Pandas Filter Rows Based on Condition

Q: How do I filter rows in pandas based on a condition?

Use boolean indexing: df[df['column'] > value]. Create a condition that produces True/False values, then pass it inside square brackets to select only the True rows.

Q: How do I filter with multiple conditions in pandas?

Use & for AND and | for OR, with each condition wrapped in parentheses: df[(df['salary'] > 80000) & (df['status'] == 'Active')].

Q: What is the difference between loc[] and boolean indexing?

Boolean indexing filters rows only. loc[] filters rows AND selects specific columns simultaneously: df.loc[df['salary'] > 80000, ['name', 'salary']].

Q: How do I filter rows where a column value is in a list?

Use isin(): df[df['department'].isin(['Engineering', 'Sales'])]. To exclude values from a list use ~df['department'].isin(['HR']).

Q: How do I filter out rows with missing values in pandas?

Use notna() to keep non-null rows: df[df['salary'].notna()]. Or use dropna() to remove all rows with any missing value.

Q: What is the pandas query() method?

query() lets you filter rows using a readable SQL-style string: df.query('salary > 80000 and department == "Engineering"'). Use @variable_name to reference external Python variables inside the query string.

If you are working with data in Python, filtering rows from a DataFrame is one of the most fundamental and frequently used operations you will perform.

Whether you are removing outliers, isolating specific customer segments, filtering sales data for a particular date range, or extracting records that meet business criteria — filtering is how you go from a full dataset to the specific subset you actually need.

In this guide, we will break down every major way to filter rows in pandas based on conditions with clear, practical examples you can apply immediately.

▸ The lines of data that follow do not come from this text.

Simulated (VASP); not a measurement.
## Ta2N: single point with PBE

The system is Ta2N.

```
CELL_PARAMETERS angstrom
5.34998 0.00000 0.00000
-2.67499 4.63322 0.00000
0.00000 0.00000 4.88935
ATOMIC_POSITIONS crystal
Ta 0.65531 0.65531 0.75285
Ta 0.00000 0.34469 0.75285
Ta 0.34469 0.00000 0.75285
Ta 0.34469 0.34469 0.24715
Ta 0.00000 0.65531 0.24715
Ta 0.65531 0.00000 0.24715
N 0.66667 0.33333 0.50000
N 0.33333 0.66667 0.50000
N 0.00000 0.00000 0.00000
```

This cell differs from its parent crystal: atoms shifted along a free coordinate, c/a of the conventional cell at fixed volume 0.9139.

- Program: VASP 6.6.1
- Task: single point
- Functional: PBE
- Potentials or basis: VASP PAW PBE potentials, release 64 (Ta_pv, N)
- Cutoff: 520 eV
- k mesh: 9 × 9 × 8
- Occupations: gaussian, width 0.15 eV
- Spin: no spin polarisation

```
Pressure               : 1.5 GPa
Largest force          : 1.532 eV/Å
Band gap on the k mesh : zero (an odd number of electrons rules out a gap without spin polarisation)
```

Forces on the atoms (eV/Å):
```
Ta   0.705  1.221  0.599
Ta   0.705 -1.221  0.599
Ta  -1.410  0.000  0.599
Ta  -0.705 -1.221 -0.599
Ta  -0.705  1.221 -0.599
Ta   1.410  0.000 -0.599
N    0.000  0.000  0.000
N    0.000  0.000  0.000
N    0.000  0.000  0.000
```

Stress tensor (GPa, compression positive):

Setting Up the Example Dataset

We will use one consistent dataset throughout this guide.

python

import pandas as pd
import numpy as np

data = {
    'name': ['Alice', 'Bob', 'Charlie', 'Diana', 'Eve', 'Frank', 'Grace'],
    'department': ['Engineering', 'Marketing', 'Engineering', 'HR', 'Sales', 'Marketing', 'Engineering'],
    'salary': [95000, 62000, 88000, 55000, 71000, 67000, 91000],
    'experience': [8, 4, 6, 3, 5, 7, 9],
    'status': ['Active', 'Active', 'Inactive', 'Active', 'Inactive', 'Active', 'Active']
}

df = pd.DataFrame(data)
print(df)

Output:

name	department	salary	experience	status
Alice	Engineering	95000	8	Active
Bob	Marketing	62000	4	Active
Charlie	Engineering	88000	6	Inactive
Diana	HR	55000	3	Active
Eve	Sales	71000	5	Inactive
Frank	Marketing	67000	7	Active
Grace	Engineering	91000	9	Active

Method 1: Boolean Indexing

Boolean indexing is the most fundamental filtering technique in pandas. You create a boolean Series (True/False values) and pass it inside square brackets to select only the True rows.

python

# Step 1: Create a boolean condition
condition = df['salary'] > 80000
print(condition)

# Output:
# 0     True   ← Alice
# 1    False   ← Bob
# 2     True   ← Charlie
# 3    False   ← Diana
# 4    False   ← Eve
# 5    False   ← Frank
# 6     True   ← Grace

# Step 2: Apply the condition to filter rows
high_earners = df[condition]
print(high_earners)

Output:

name	department	salary	experience	status
Alice	Engineering	95000	8	Active
Charlie	Engineering	88000	6	Inactive
Grace	Engineering	91000	9	Active

In practice, you combine both steps into one line:

python

high_earners = df[df['salary'] > 80000]

Common Single Condition Filters

python

# Equality
engineering = df[df['department'] == 'Engineering']

# Inequality
not_hr = df[df['department'] != 'HR']

# Greater than / Less than
senior = df[df['experience'] >= 7]
junior = df[df['experience'] < 4]

# Filter on string column
active = df[df['status'] == 'Active']

Method 2: Multiple Conditions — AND, OR, NOT

Real-world filtering almost always involves more than one condition. Pandas uses & for AND, | for OR, and ~ for NOT.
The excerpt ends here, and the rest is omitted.